“Students these days…”
This is a common lament of post-secondary career development practitioners as we try to figure out, how do we engage this generation of students? How do we prepare them for the world of work? How do we serve them based on their needs?
I have had the pleasure of working in the post-secondary career development field for the past seven years. When I started in the field, Generation Z had not yet started post-secondary. Career development practitioners were still focused on engaging millennials (a.k.a. Generation Y). You know the ones: entitled, unrealistic dreamers who were always on their phones and were in for a rude awakening when they made it to the workplace. I sat through a lot of conference presentations that could be summarized as such: discretely eating my avocado toast and hoping my pink hair wouldn’t give me away; I was (am) a millennial.
Here’s the thing: I firmly believe that generational differences exist. There is a multitude of research to back this up. My concern is that speaking about students solely from a generational perspective – aside from the potential to become a breeding ground for age-based stereotypes – distracts from other important aspects of their identity that contribute to barriers in employment.
Let’s talk about privilege
When we talk about “students these days,” what we need to remember is the student population today doesn’t look the way it did 20 years ago. Post-secondary institutions across Ontario have been taking great strides to increase access for people who previously did not have access to higher education. Groups such as students with disabilities, Indigenous students, racialized students, LGBTQ2+ students, students from lower socio-economic status and international students now make up a larger portion of our student body than ever before.

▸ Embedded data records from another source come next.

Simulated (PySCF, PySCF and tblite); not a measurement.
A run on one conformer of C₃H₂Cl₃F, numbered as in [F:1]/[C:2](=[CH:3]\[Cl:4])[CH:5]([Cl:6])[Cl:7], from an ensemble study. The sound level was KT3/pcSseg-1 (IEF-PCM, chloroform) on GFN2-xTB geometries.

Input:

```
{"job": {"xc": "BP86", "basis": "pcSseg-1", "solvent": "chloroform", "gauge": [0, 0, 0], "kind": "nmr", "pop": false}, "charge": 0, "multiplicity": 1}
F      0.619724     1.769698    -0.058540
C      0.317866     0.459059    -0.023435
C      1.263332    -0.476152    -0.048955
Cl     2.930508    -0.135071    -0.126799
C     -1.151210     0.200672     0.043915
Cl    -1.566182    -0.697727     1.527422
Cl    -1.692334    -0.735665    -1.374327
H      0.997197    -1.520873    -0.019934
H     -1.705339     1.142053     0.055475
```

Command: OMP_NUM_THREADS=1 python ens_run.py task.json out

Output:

This is a good thing, as higher levels of education are associated with a higher long-term earning potential. Increasing access to post-secondary education is an important way to help increase equality in society. That said, access to post-secondary education alone will not serve to eliminate inequality.
Humans are complex, and so is society. There are systems in society that inherently benefit some types of people and oppress others. Very few people fall into the “totally privileged” category, but historically, access to post-secondary institutions was, and in many ways still is, restricted to people who have a certain amount of privilege. To pin the change of the student population primarily on generational differences runs the risk of missing some of these other important factors that contribute to differences in the current student population.
As practitioners, it is our responsibility to prepare students to navigate the world of work during and after school. In order to do this, we need to have an awareness and understanding of different forms of privilege. We need to be able to talk about these privileges and how they manifest, as well as how barriers can manifest for people who do not have certain privileges. These conversations can feel overwhelming, heavy and uncomfortable, particularly if our own positionality includes certain privileges.
Speaking about generation is easy. It seems, on the surface, to impact everyone the same. It also feels like it is a problem we can solve; we, the educators, can share our wisdom with “the youth,” which will help them learn how to be successful in the workplace. If students do not succeed, it is not because of society being unfair; it is because of their personal and generational traits.
Are we using generational conversations as a distraction from tougher conversations, and is it allowing us to ignore or avoid speaking about other barriers to employment? There is no way to know for sure, but self-reflection on the topic is a good place to start.
Here are some questions to ask ourselves as we have generational conversations:
- Is the information being stated about the current generation of students based on peer-reviewed, evidence-based research?
- If the source of the information is anecdotal, could there be other explanations about student identity such as race, culture or disability that also contribute to the observation?
- Are we equally addressing how parts of a student’s identity beyond their age (e.g. socioeconomic status, gender) could be affecting their career development?
- Is the conversation about generation constructive (for example, focusing on how to engage students of this generation), or is it judgmental (for example, stating that most students of this generation are lazy)?
It would also be a good idea for career development practitioners to do some research on privilege and reflect on their own positionality, particularly as it relates to the population they serve. Here are some resources to help you explore elements of this:
- The Centre for Social Justice – Provides a brief overview of Canadian social justice issues
- Talks to help you understand social justice – TED Talks on different elements of social justice
- Being An Effective Trans Ally – Tips for how to be an ally for trans people as a cis-gendered person
Please, let’s tread cautiously with our generational generalizations. Instead, let’s talk about how students will need to learn to navigate the world of work based on not only their age but their many other identities.